The research described in Reference [29] is conducted with the condition that the same number of frames in each access category is received from the high-level protocols into the station queues for transmission. In real networks, such a scenario is unlikely. Wireless networks are increasingly popular with a variety of videos and voice Internet services, which add significant disparities in the ratio of high- and low-priority traffic, so investigating of wireless network performance for different traffic ratios is an important task. Therefore, this paper is focused on performance analysis of EDCA scheme depending on the different ratio of different traffic types. The throughput of wireless networks as a function of the ratio of high- and low-priority traffic for different numbers of access categories could be used for WLAN optimization based on predicted traffic types, including for example, the adaptive adjusting algorithm of the ACs number depending on the collected key parameters of the frames transmissions [15].

3. Research Methodology

To perform the study of the impact of different ratios of various traffic types on the network performance, we used a developed wireless simulator. Its accuracy was verified by comparing simulated results with the result of different analytical models [15]. The developed computer model supports the infrastructure mode, dynamic change of station load, and access models according to the 802.11 standard. A network traffic model was also developed that allows us to regulate the output loads of each station. Furthermore, the applied object-oriented programming approach provides the ability to extend or modify the standard functionalities, such as supporting of service quality, number of access categories, MAC- and physical-layer parameters, output load distribution, network load type and intensity, and network conditions.

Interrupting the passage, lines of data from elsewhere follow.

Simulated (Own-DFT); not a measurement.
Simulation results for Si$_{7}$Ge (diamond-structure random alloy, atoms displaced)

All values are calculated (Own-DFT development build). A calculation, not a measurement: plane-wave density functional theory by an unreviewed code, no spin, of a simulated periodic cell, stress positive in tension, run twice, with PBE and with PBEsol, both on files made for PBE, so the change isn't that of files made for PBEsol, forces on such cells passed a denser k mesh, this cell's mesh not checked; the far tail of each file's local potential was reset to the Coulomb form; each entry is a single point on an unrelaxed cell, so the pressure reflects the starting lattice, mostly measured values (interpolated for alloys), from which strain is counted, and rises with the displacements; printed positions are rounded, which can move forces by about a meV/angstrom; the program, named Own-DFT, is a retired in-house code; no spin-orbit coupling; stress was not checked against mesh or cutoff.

A simulated wireless network consists of wireless stations (up to 30) and an access point, which are located within the Basic Service Set (BSS), i.e., every station is able to detect a transmission from any other station. An Infrastructure mode is considered as an operating mode for the simulated wireless network, in which all the stations communicate through a single access point. To exclude the influence of the physical environment on the network performance it is assumed, that the channel is idle. For simplicity the transmission rate is 54 Mbit/s and the other MAC and physical layers’ parameters are shown in

Table 1. Medium Access Control (MAC) and physical layers’ parameter.

Frame Size	2312 Bytes
МАС-header	34 bytes
PHY-header	32 bytes
ACK	14 bytes
Slot time	20 µs
SIFS	10 µs
Retry limit	16

PHY, physical layer; ACK, acknowledgement; SIFS, Short Interframe Space.

.

The EDCA scheme supports four different ACs to provided QoS for different traffic types: video, voice, best-effort, and background. The first two traffic type are high-priority traffic types and require guaranteed network performance with bounded delay and jitter. These requirements are difficult to meet with network growing and increasing of network load. To study the wireless network bandwidth changing on different high- and low-priority traffic ratios the EDCA scheme for simulated network is adjusted to support other number of ACs than only four.

4. Simulation Scenarios and Results

4.1. Impact of Traffic Types Ratio on Performance of MAC Sublayer Supporting Four Access Categories

The following four categories of network traffic are supported and processed on the MAC sublayer of a wireless LAN:

• Voice access category (AC_VO);
• Video access category (AC_VI);
• Best-effort (AC_BE);
• Background (AC_BK).

According to IEEE 802.11e, where the EDCA scheme with four access categories is defined, each station has four transmission queues for different types of traffic. Each AC has its own parameters, namely AIFS, CWmin, and CWmax. The DCF scheme is executed independently for each access category. Therefore, the frames from different queues may collide, and an internal collision has to be resolved by providing access to the environment to a frame with a higher priority, all the other internally collided frames treat internal collision as a usual collision with frames from other stations while transferring. From one side, it provides a better access for high-priority frames; from the other side, the total network performance is decreased.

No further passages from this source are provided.